The Eagles have been in contact with White House officials about a visit, a team spokesman said Monday. It is customary that Super Bowl-winning teams are honored by the president at the White House.

“We are honored to receive this invitation and view this not only as an opportunity to be recognized for our on-field accomplishments, but also as an opportunity to engage in productive dialogue with the leaders of our country,” the team spokesman said.

White House press secretary Sarah Huckabee Sanders told the New York Times that the White House has had “conversations with the Eagles about timing and are working with them to make it happen.”

The conversations come while The Times reported that Eagles owner Jeffrey Lurie called the President Trump’s presidency “disastrous,” according to a recording The New York Times obtained from an NFL meeting with players in October in which Lurie asked not to be quoted.

When a player said it was difficult to trust the owners because they supported President Trump, Lurie reportedly responded: “Another fact I want to throw out there: Many of us have no interest in supporting President Trump. Yes, there are some. There are some players who do, too. But this is not where you brandish a group of people because they own assets in a sport we love, supporting what many of us perceive as, you know, one disastrous presidency.”

The Times reported that Lurie used a vulgarity to emphasize “disastrous” before adding, “don’t quote me.”

A few players from the 2017 Eagles already have said they would not visit the White House, including Malcolm Jenkins, Chris Long, and Torrey Smith. They were among the most active and engaged in social injustice reforms last season.

A potential visit would receive more scrutiny this year, especially after President Trump spoke out in September about NFL players who demonstrated during the national anthem.

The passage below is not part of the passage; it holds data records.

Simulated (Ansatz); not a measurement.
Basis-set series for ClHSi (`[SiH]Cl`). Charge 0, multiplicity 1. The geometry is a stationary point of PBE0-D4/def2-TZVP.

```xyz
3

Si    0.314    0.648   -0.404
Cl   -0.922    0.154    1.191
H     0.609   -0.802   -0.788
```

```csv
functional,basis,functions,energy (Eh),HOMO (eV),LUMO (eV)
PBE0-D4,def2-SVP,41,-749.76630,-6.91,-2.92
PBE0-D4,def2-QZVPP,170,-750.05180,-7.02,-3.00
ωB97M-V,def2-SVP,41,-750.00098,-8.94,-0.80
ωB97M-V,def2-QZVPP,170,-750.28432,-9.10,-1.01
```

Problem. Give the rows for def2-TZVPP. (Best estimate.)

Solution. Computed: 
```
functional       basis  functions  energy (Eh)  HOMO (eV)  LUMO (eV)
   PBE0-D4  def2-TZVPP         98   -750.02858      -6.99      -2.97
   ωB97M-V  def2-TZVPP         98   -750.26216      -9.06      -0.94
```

“I don’t want to take away from anybody’s experience or make it a big distraction,” Jenkins said in February. “It is a celebratory event. I want the guys who chose to go to enjoy that. …  Me personally, because it is not a meeting or a sit-down or anything like that, I’m just not interested in the photo op. … Over the last two years, I have been meeting with legislators, both Republican and Democrat, don’t matter — if you want to meet to talk about advancing our communities, changing our country, I am all for that. But this isn’t one of those meetings. So I’ll opt out of the photo opportunity.”

Eagles owner Jeffrey Lurie has supported his players in social activism. When he was asked last month whether the Eagles would visit the White House, he said the team had not had those discussions yet. Super Bowl-winning teams typically go to the White House during the offseason. The Patriots went in April 2015 and April 2017, the Broncos went in June 2016, and the Seahawks went in May 2014.

Worley joins Raiders

Cornerback Daryl Worley signed with the Oakland Raiders eight days after he was released by the Eagles.

Worley, a Philadelphia native, was arrested April 15 and charged with violation of the uniform firearms act, driving under the influence, and disorderly conduct, among other offenses, after he was found passed out in a car near Broad Street and Pattison Avenue. The Eagles released him that day.

They acquired the Penn Charter graduate in March in a trade for Torrey Smith. Worley never even practiced with this team; his arrest came on the day before the offseason program started.